Discussion 5
It is important to describe patriarchy as a system and not an individual identity because the system exists regardless of whether one participates in it or not. I think Harry Brod words it perfectly when he says that privilege is not something he takes, therefore it isn’t something he cannot take. Society simply gives him this privilege and unless he changes the institutions from where this privilege comes from it will always be this way, the patriarchy works the same way. However, individuals do help keep this system in place, by engaging and acting on it and even by deciding not to do anything about it at all. There are many levels to how the patriarchy is upheld, one being cultural. For example, beauty standards have become impossible to live up to and social media has fueled it so, so, much. I can see this with my own sister (who is seven years younger than I am). I didn’t grow up with social media the way she has. Social media consumes her life, and she has grown to hate the way she looks because she doesn’t look like your standard beauty influencer. Her body isn’t like all the fit girls she follows, and when she posts a photo it has to be perfect, it has to be able to blend in with the rest. Sadly, this has been the reality of many teen girls growing up, a tremendous amount of pressure to look good, because you never know what might end up on the ‘gram.

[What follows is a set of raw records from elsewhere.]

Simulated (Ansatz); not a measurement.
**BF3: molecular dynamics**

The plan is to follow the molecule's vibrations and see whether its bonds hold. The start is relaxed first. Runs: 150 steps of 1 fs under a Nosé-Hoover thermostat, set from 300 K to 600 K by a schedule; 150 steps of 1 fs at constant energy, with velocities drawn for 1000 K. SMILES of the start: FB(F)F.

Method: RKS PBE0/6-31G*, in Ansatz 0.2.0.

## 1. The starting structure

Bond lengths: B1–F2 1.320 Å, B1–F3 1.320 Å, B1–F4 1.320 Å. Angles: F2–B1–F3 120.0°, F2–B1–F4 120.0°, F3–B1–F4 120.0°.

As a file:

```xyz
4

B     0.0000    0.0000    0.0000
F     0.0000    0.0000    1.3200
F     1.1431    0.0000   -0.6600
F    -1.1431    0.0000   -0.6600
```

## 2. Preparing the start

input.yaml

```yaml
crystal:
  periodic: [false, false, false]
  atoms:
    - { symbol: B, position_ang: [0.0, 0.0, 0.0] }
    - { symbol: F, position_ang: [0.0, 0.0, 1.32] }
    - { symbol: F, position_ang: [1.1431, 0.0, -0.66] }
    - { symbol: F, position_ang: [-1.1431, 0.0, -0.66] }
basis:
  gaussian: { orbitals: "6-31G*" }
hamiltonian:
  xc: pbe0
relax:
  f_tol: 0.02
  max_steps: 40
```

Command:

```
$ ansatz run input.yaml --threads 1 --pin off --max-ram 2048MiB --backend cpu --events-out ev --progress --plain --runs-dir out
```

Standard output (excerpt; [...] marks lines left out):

There are of course, institutional ways the patriarchy oppresses certain people. There are laws against people having abortions, laws about who can get married and who cannot, in other countries some girls can’t even go to school. And it’s not just legislative, people get discriminated against everyday, who can buy a house in which neighborhood and who cannot. Who gets to sit where at a fancy restaurant. I see micro acts of discrimination everyday. There are also interpersonal ways we uphold the patriarchy. This is the one that really gets to me, because I have been in the presence of it and it’s so distasteful. I know that it’s super easy to go ahead and immediately think of men doing this, with “locker room” talk for example but, women do it too. It ranges from women putting down other women to my mom letting me know that it’s not okay that I don’t have children already because every woman in our family does, and “what will my life be if I don’t get married and have children”. My mother has been brought up this way and doesn’t understand that perhaps unlike her, I have the privilege to decide when I want to get married/have kids or if I even want any of those things. Personal levels of oppression can be hard to shake off, when it is all you’ve ever known. Which shows just how complex and intertwined the system of the patriarchy really is. How it influences people and society on so many levels whether we realize it or not.